# Soc-88 Final Project

This notebook is the first step for your final project.  In this notebook, you will be introduced to your dataset and guided through some analysis and visualizations that you will use for your final policy brief.  You can use some or all of the figures provided below to formulate your argument.

If you want, you can perform your own analysis and create your own figures.

# The Data

In [None]:
from datascience import *
import matplotlib.pyplot as plt
import numpy as np
%matplotlib inline

This dataset is a merged version of several different datasets.
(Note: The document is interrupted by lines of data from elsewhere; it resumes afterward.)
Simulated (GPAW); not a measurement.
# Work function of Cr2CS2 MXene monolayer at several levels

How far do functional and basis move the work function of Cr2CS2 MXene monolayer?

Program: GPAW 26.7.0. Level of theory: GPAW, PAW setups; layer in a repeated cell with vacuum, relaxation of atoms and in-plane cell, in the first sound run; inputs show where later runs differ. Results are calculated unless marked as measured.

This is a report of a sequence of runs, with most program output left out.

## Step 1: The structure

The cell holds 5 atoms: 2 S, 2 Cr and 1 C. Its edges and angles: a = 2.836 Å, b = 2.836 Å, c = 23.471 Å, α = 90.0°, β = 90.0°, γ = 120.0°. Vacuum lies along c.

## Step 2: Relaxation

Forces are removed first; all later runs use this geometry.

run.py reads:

The first contains K-12 education data for all states over the years 1992-2017. In a broad sense, it includes financial data about the schools, enrollment data per grade group, academic achievement per state, and a breakdown of race and gender. A detailed description of the features can be found here: https://www.kaggle.com/noriuk/us-education-datasets-unification-project/download#states_all.csv The licensing permits us to use it as long as we do not identify specific students or schools.

The second dataset provides poverty rate (and other related variables) by state and year, from the US Census Bureau's current population survey, which can be found here: https://www.census.gov/data/tables/time-series/demo/income-poverty/historical-poverty-people.html.  This is publicly available data.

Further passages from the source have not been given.